Word of Mouth explores two major British modernists whose names have most commonly been linked as antagonists, not as women struggling with similar concerns about the problems that embodiment presents to the would-be female artist. Moran frames her discussion of Mansfield and Woolf with a well-argued corrective to French feminist theories—most prominently those of Hélène Cixous—that postulate a feminine writing born of women’s bodies and challenging patriarchal systems in a subversive and affirmative manner. Rather, Moran demonstrates, the woman who desires to write often experiences a contempt for femaleness, even as she seeks a “feminine” consciousness, [End Page 1024] and her works may thus write a body that expresses self-loathing—not just a “different,” positive language of women. Moran would have readers examine “the material inscriptions that also bear witness to the cultural construction of femininity and the uses of the female body in patriarchy.” In doing so, she herself focuses on what she terms the “scar tissue” of the crippling inflicted on women’s minds as they internalize their culture’s perceptions of the female body, and the unavoidable tension between this revulsion for materiality and an art that contests such a destructive (self-)devaluation.

Acknowledging the differences between the two writers under study, in particular Woolf’s professed disdain for Mansfield’s fiction, Moran yet finds in their strained friendship a central shared element, “what it meant to each to be a woman writer.” Both authors saw severe limitations to women’s expression: in language itself, in narrative conventions, and most importantly in female embodiment—frequently metaphorized in the figure of the mother, to which Moran devotes much of her close study of specific texts by the two authors. An important distinction emerges in these discussions: while Mansfield often describes female bodies that engulf a woman’s subjectivity with monstrous flesh, Woolf perceives the woman writer as having to conceal her femaleness from a largely male audience. Nevertheless, using Nancy K. Miller’s concept of “overreading,” Moran argues that in the works of Woolf and Mansfield, “female writing” incorporates both a desire for subjectivity and a conflicting desire to deny or erase that embodied subjectivity. The hysteric joins the mother as a central figure in this study, as Moran employs (while revising) psychoanalytic approaches to anxiety and pathology.

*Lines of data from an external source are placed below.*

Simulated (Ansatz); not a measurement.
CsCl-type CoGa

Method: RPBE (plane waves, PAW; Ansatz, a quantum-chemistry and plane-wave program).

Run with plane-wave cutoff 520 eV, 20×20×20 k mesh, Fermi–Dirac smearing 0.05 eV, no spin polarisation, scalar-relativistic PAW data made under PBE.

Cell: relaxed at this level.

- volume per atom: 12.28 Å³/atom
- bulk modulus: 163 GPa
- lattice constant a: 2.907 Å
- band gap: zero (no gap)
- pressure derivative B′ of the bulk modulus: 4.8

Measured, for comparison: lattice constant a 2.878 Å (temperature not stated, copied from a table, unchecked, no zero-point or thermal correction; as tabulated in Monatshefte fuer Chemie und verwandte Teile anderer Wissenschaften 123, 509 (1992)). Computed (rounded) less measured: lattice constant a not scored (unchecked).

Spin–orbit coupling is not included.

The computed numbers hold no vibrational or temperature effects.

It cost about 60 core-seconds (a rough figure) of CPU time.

In her first chapter, “Signing the (Female) Body,” Moran convincingly deploys Julia Kristeva’s theory of abjection to discuss the ambiguous and borderless maternal body as the abject that can lead to fear of the feminine—for a woman writer translating into fear not only of the maternal but also of one’s own and other female bodies. One specific manifestation is anorexia, a form of matrophobia or fear of becoming the mother; following Luce Irigaray, Moran argues that the symbolic order restricts women’s identity to a “phallocentrically defined maternal practice” that is in fact purely a function. A further limitation to female development arises from normative heterosexuality, demanding [End Page 1025] that the daughter give up her primary attachment to the mother, a renouncing that causes not only conflict and rage, but madness.

Moran then proceeds in the next chapters to close readings of Mansfield and Woolf to illustrate her argument. Given her astute assessment of the damage done by the heterosexual imperative, it is disappointing that Moran does not include discussion of the lesbian critiques made possible by these texts. In the chapter devoted to Mansfield’s short story “Bliss,” for instance, Moran clearly illuminates not only the renouncing of the maternal but also the refusal of heterosexuality enacted by the central character, Bertha, “frigid” in her marriage to the older, adulterous Harry, but briefly experiencing a merger or fusion with another woman. Moran describes this experience as an orgasmic moment that does not move beyond the imaginary, but she does not explain this withdrawal as a failure attributable to a heterosexist rejection of bonds that would challenge dominant, male-inflected...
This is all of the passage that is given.